Yeah, I saw that, but the 8 uncompressed files in txt can't be all of the game's text can they? You were saying before that you were trying to get the compressed files in the *.act archives uncompressed. So did you find that they contain no text at all? Or is the txt folder really all of it?
EDIT: Ok for the script files, I've figured out how the pointers work, but I'm still so unsure on so much of the file I'm not sure how useful this will be to you.
The pointers are all based off of the start of the text table, and 04000000 is the text opcode. If you search the file for "040000000000000064" you'll get a lot of the hits that reference the strings. But there are entries that have the first variable at beyond 0, and there are also ones where that 64 isn't set either. You can't just search for 04000000 though because you'll get a hell of a lot of stuff (obviously). So it's going to require a lot of manual insertion work.
The location for the string pointer is 0x14 bytes after that 04, and it's set from the beginning of the text table.
Also, the length of the text table is stored as a word in the header at 0x2a, so you'll need to update that too. No idea what the other values are.
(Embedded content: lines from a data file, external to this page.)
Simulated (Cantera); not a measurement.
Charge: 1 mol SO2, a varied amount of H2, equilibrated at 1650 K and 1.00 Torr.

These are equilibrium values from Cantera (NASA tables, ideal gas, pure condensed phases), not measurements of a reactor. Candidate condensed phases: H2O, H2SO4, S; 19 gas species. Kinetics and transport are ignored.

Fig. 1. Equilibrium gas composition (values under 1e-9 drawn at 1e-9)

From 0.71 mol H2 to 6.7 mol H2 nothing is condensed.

Here's an example of it working:
And the very next line following it (to show you that the next line works properly):
Here's the actual strings I used:
Let's make this an uber long string to test things,comma here should bring this into a new line,and again. neoxephon neoxephon neoxephon,I heard that if you say it three times into a mirror, he'll appear and not be able to find string pointers. ,Adding a whole FF more bytes,surely we're off the screen by now123.Here is string 2,right the way down here, This is jsut blah blah ble is string 2,right the way down here, This is jsut blah blah ble is string 2,right the way down here, This is jsut blah blah ble is string 2,right the way down here, This is jsut blah blah blsut blah blah bl.
As they are in the file, the second string is just after the "now123." I made both of them FF bytes longer than their originals.
A nice thing I found out, after adding in manual commas for newlines after reading you said they were used, is that the game has automatic newlining. \o/ That's always a pain, nice that the game handles it itself. I also thought the text would go off the screen and not automatically scroll for you, but nop, that's handled too, nice.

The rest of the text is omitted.